René Redzepi chooses snow for his Desert Island
The Noma chef requests a single day of wintry conditions as his luxury on the BBC radio show Desert Island Discs
Noma, the World’s 50 Best Restaurant’s top choice for 2010, 2011, 2012 and 2014, is distinguished not only by its local ingredients and Scandinavian recipes, but also by its music policy. As the founder and Phaidon author, René Redzepi, explained during his appearance on BBC Radio 4’s Desert Island Discs, when he installed a speaker system in the restaurant’s kitchen a few years ago, listening to music while you worked was looked down on. “If you had music in your kitchens you were just a little café or something,” he tells host Kirsty Young. Yet, as with so many other unconventional working practices the chef has tried, this risk paid off.

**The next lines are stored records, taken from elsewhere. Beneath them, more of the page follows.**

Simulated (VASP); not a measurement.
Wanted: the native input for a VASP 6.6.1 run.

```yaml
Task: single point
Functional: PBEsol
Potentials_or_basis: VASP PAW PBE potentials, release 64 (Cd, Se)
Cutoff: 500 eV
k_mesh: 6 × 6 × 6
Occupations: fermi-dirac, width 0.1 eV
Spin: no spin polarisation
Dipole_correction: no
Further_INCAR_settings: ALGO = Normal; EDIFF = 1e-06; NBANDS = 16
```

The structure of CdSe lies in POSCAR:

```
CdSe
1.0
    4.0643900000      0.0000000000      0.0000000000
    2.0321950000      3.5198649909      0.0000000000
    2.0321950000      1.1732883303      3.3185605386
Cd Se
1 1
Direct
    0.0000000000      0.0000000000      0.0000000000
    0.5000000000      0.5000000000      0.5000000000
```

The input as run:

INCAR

Among the seven record he wished to have with him were he shipwrecked on desert island, was the 1989 single, One, by the US heavy metal band Metallica, which Redzepi says wakes his cooks up on sleepy mid-morning shifts; as well as the Mexican folk tune, Linda Nena by Juaneco Y Su Combo, to remind him of his favourite holiday destination; The Sorcerer’s Apprentice by Paul Dukas; Run DMC’s It’s Like That, the chef’s first taste of hip-hop; Phantom of the Opera by Iron Maiden – Redzepi says the Danish record store clerk attempted to palm him off with a copy of the Andrew Lloyd Weber musical of the same name; Under Pressure by Queen and David Bowie; Spitting Blood by the Mancunian band Wu Lyf; and the prog meets electro pop classic Autobahn by Kraftwerk.
Music tastes aside, Redzepi shared quite a few great biographical details, including his somewhat ignoble exit from secondary school – after the age of fourteen he was asked not to return – as well as a slightly wayward adolescence - “there were a few years when I was very interested in weed,” he says.
There’s a lot about his bucolic summer holidays in his father’s homeland of Macedonia, as well as a little bit about the civil war in the former Yugoslavia that brought these vacations to an abrupt end. He talks through his thoughts on luxury, comparing mass-market caviar to rare, woodland mushrooms; and his father’s attitude towards the restaurant – though pleased by his son’s success, Redzepi senior ”grew up eating the same pot of beans every day” and so isn’t a huge fan of his son’s creations.
Yet it’s his request for a single luxury to make life on a desert island more bearable, that demonstrate's Redzepi's genius. He wished for a single day of wintry weather each year, to remind him of home. Adding snow to a well-known desert island? That’s the kind of ingredient we’ve come to expect from the Noma chef.
Listen to the full show either via the BBC website, or on iTunes; and to gain a richer understanding of the chef’s work and creative impulses consider his books, A Work In Progress and Noma, both available from the people who made them, here.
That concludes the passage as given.